[Date Prev][Date Next][Thread Prev][Thread Next]
[Date Index]
[Thread Index]
- Subject: Re: stringtable and Table Hashing
- From: Jamie Webb <j@...>
- Date: Tue, 1 Jun 2004 23:31:50 +0100
On Tuesday 01 June 2004 22:28, Yann Com-Nougue wrote:
> The stringtable uses chaining to resolve hash collisions which seems
> to me to be a good solution to collisions. Whereas the hashing of tables
> (in ltable.c) uses probing to resolve collisions. Intuitivelly I would
> think that chaining is a generally better solution but I`m new at this so I
> might be wrong.
Chaining reduces the expected number of collisions, however it has the
overhead of requiring memory to be allocated for each element of the chain.
For strings, this is not a big deal because memory is being allocated anyway
to hold the newly-created string. Regular tables however store their values
directly in the table, with no new memory allocated (the data is either small
enough to fit there, or is a reference to an already-created object).
Therefore in this case chaining would represent a significant overhead, both
in terms of time to allocate and deallocate the chain nodes, and memory in
terms of bookkeeping and fragmentation for all those small blocks. As Brent
points out, that memory could equally well be used to make the hash table
bigger. So, you may be better off just reducing the load factor if you need
better performance at the expense of memory.

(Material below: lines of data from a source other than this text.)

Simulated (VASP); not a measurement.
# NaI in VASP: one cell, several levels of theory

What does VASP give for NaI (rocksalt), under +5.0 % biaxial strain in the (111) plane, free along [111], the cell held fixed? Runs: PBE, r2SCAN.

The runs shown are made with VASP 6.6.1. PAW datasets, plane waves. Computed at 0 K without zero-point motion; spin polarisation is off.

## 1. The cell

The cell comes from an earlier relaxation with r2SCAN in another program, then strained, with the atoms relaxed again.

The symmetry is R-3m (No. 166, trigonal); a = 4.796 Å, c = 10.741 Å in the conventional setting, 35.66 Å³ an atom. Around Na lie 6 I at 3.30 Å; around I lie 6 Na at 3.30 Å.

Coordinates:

> Anywho, my app inserts data in the hash mostly at init so what I
> need is lookup speed. I will be profiling the number of collisions and
> nodes traversed when probing to have a better idea of how my data set
> reacts to the probe collision handling. If time permits, I might change it
> to chaining and run my profiling again to see what's best for me :)
I'm wondering actually if with a low enough load factor simple sequential
probing might not improve performance, because of the increased chance that
subsequent probes will be cache hits (table nodes are probably 28 bytes, and
most current processors have 64 byte L1 cache lines).
-- Jamie Webb